3D Gestures For Phones?
Latest from the rumour mill is that the next Lumia flagship phone will use Kinect-like features to enable "3D gestures".
I hope this is just a rumour.
Don't get me wrong. I'd be willing to bet that somewhere inside of Microsoft or their recently acquired Nokia factories someone is working on exactly that. Companies cannot sit still and in the name of innovation they will pursue just about any whacked out idea that floats. I'd wager something similar is being, at the least, experimented on at Google and Apple as well. None of that means that it will see the light of day, or if it does that it will be released in the next X years.
This all goes back to the amusing shock that Microsoft was testing an optical drive-less Xbox One at one point. I argued Sony had probably tossed the idea around and prototyped it at some stage as well. And even if they hadn't, there would be equally way out there ideas that were floated from inception to delivery of the PS4. This isn't a guess. This is how high tech industries work. And, I'm simply hoping this rumour is founded in the same sort of light as the disc-less XB1.
My beef here is that the world has already proven 2 things. People will mock voice and camera based gestures until they become perfect (a la Xbox One + Kinect) and also that people are too lazy to learn additional gestures, at all (a la multi-finger gestures in iOS and BB10).
I remember when Apple released the version of iOS that allowed you to close an app simply by putting all of your fingers on the screen and bringing them together. I used this madly... for a week. And, when I happen to pick up someone's iDevice and remember I can close an app that way and do it, they look at me in awe and say "You can do that?". And then proceed to never do it more than a few times themselves.
The point is; Even awesome adds like that to a gesture system, while no one makes fun of them, are too complex for the average person to remember it seems. It is definitely quicker than the alternatives to closing the apps, so it certainly isn't an efficiency argument.
And Kinect-like gestures are even worse. Firstly, like the iOS gestures, even in the rare cases where they are more efficient, people simply don't remember to use them. So, they are plagued by the same problems as touch screen gestures. Then, there is the frustration factor. Thanks to previous generations of consoles, people accept the camera sensor and its quirks on a console. But that doesn't stop people from being irate. The accuracy is too low for certain gestures. It gets false positives on things it thinks are hands. It mistakes arbitrary movements for gestures. And the list goes on.

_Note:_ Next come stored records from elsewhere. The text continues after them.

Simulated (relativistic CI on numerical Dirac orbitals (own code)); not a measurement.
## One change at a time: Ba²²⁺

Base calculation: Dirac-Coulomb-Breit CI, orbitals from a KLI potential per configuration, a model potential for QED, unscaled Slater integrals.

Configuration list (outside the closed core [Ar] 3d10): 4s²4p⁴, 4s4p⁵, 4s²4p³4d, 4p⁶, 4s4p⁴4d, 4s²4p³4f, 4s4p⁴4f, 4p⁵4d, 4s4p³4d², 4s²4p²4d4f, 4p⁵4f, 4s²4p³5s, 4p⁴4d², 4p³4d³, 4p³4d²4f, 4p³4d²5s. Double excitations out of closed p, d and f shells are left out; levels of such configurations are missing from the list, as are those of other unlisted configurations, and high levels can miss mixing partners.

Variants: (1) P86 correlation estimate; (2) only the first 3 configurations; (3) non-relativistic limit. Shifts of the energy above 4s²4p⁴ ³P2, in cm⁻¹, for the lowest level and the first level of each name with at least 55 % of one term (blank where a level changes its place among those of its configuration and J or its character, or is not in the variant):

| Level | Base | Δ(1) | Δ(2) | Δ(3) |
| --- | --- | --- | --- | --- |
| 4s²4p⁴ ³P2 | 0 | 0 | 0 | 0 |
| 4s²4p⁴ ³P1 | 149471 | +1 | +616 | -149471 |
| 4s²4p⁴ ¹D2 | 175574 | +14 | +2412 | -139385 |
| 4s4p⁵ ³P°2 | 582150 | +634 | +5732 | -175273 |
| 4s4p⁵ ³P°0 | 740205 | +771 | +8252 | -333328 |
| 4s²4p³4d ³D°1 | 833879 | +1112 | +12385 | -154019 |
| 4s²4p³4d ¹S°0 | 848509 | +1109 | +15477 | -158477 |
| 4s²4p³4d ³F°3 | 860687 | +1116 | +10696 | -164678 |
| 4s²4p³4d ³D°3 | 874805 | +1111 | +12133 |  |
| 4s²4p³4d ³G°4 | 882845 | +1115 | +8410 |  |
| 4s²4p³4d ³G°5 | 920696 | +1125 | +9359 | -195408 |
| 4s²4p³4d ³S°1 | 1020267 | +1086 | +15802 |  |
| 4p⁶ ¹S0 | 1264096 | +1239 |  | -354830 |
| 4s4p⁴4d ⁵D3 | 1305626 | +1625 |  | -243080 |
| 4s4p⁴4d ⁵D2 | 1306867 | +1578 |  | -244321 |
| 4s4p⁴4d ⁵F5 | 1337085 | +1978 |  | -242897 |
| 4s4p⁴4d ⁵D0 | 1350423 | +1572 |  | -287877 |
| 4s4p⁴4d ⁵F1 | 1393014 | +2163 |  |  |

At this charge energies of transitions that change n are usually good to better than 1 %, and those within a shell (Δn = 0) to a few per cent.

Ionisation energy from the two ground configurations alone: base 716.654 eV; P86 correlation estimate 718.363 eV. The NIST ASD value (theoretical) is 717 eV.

On this topic, where I'm heading is; Microsoft should keep Kinect, and Kinect-like functionality on the Xbox until the hardware and software reach a point where the frustration level drops to near nil, and that tech can then be bundled in a phone. If you can't deliver a consistent experience on a machine with an 8-core processor, loads of power and a sensor larger than any phone, then why would you try and ship even a stripped down version of that functionality in a much smaller, weaker form factor?
The reason I started with the Apple example actually had a dual purpose. I don't know to what extent the testing is taking gestures into the realm of Kinect-like capabilities. But showing that expanding the adopted set of gestures without even changing the interaction model as Apple did was already doomed to fail, it shows that IF Microsoft wants to do this, they should wait until it is both substantially different from the current touchscreen paradigm AND robust enough to avoid the high degree of mistakes a technology like Kinect makes today.
I hope this is just a rumour.
Don't get me wrong. I'd be willing to bet that somewhere inside of Microsoft or their recently acquired Nokia factories someone is working on exactly that. Companies cannot sit still and in the name of innovation they will pursue just about any whacked out idea that floats. I'd wager something similar is being, at the least, experimented on at Google and Apple as well. None of that means that it will see the light of day, or if it does that it will be released in the next X years.
This all goes back to the amusing shock that Microsoft was testing an optical drive-less Xbox One at one point. I argued Sony had probably tossed the idea around and prototyped it at some stage as well. And even if they hadn't, there would be equally way out there ideas that were floated from inception to delivery of the PS4. This isn't a guess. This is how high tech industries work. And, I'm simply hoping this rumour is founded in the same sort of light as the disc-less XB1.
My beef here is that the world has already proven 2 things. People will mock voice and camera based gestures until they become perfect (a la Xbox One + Kinect) and also that people are too lazy to learn additional gestures, at all (a la multi-finger gestures in iOS and BB10).
I remember when Apple released the version of iOS that allowed you to close an app simply by putting all of your fingers on the screen and bringing them together. I used this madly... for a week. And, when I happen to pick up someone's iDevice and remember I can close an app that way and do it, they look at me in awe and say "You can do that?". And then proceed to never do it more than a few times themselves.
The point is; Even awesome adds like that to a gesture system, while no one makes fun of them, are too complex for the average person to remember it seems. It is definitely quicker than the alternatives to closing the apps, so it certainly isn't an efficiency argument.
And Kinect-like gestures are even worse. Firstly, like the iOS gestures, even in the rare cases where they are more efficient, people simply don't remember to use them. So, they are plagued by the same problems as touch screen gestures. Then, there is the frustration factor. Thanks to previous generations of consoles, people accept the camera sensor and its quirks on a console. But that doesn't stop people from being irate. The accuracy is too low for certain gestures. It gets false positives on things it thinks are hands. It mistakes arbitrary movements for gestures. And the list goes on.
On this topic, where I'm heading is; Microsoft should keep Kinect, and Kinect-like functionality on the Xbox until the hardware and software reach a point where the frustration level drops to near nil, and that tech can then be bundled in a phone. If you can't deliver a consistent experience on a machine with an 8-core processor, loads of power and a sensor larger than any phone, then why would you try and ship even a stripped down version of that functionality in a much smaller, weaker form factor?
The reason I started with the Apple example actually had a dual purpose. I don't know to what extent the testing is taking gestures into the realm of Kinect-like capabilities. But showing that expanding the adopted set of gestures without even changing the interaction model as Apple did was already doomed to fail, it shows that IF Microsoft wants to do this, they should wait until it is both substantially different from the current touchscreen paradigm AND robust enough to avoid the high degree of mistakes a technology like Kinect makes today.